Well, the Bird’s Eye View Film Festival is over for another year. In the seven years it has been running, little has changed in the UK for female filmmakers. In 2006, a survey carried out by the UK Film Council showed that just 12 per cent of British films were written by women.
In response, in 2010 Bird’s Eye View and the Script Factory started She Writes, a year-long programme aimed specifically at women screenwriters. I went along to a showcase at Bafta where the selected writers were presented to an audience.
One project, Saint Joan by Grace Banks and Kate Bingham, was selected for a performed reading. I wish I could say I was impressed. Despite an impressive cast that included Celia Imrie and Paula Dixon and a promising subject matter, the project didn’t work and here’s why: it wasn’t a movie. Saint Joan would make a lovely play for BBC Radio 4, but as a film, it failed. As someone who has lived and studied in America, I see British filmmakers make the same mistakes time and time again. It may seem like a Hollywood cliché but when William Goldman famously said that “screenplay is structure”, he was right on the money.

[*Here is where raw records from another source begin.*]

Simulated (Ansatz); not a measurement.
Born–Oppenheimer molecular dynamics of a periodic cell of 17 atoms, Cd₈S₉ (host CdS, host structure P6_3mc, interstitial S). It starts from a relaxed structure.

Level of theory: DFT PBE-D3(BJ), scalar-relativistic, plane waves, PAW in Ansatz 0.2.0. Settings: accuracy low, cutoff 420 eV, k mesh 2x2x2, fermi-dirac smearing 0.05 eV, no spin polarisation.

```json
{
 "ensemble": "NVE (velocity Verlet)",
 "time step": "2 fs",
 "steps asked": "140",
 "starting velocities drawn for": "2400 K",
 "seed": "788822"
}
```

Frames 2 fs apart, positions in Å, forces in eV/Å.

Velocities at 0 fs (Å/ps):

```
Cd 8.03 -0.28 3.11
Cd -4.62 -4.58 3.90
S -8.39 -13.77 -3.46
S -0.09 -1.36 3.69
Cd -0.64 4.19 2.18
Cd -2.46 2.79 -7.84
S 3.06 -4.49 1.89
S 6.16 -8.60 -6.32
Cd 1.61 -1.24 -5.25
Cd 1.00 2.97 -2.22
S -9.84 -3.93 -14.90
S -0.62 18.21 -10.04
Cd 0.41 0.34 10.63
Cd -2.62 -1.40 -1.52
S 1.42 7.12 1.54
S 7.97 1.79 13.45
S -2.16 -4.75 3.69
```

Too many British filmmakers don’t seem to understand the language of cinema and that a script is actually a blueprint for a movie.
Now the Film Council is no more. If the council was guilty of one thing, it was this: too much attention was given to the writer-director. There didn’t seem to be the understanding that there just isn’t the training or opportunities any more for these hyphenates. Danny Boyle served many years as a jobbing writer on Inspector Morse before even picking up a camera. These days few if any get the kind of opportunities afforded to the likes of Stephen Frears and Anthony Minghella when they were starting out.
In filmmaking, everything begins and ends with the writer. As the old Hollywood adage goes, “if it ain’t on the page, it ain’t on the screen”. It’s time to restore the writer to her rightful place.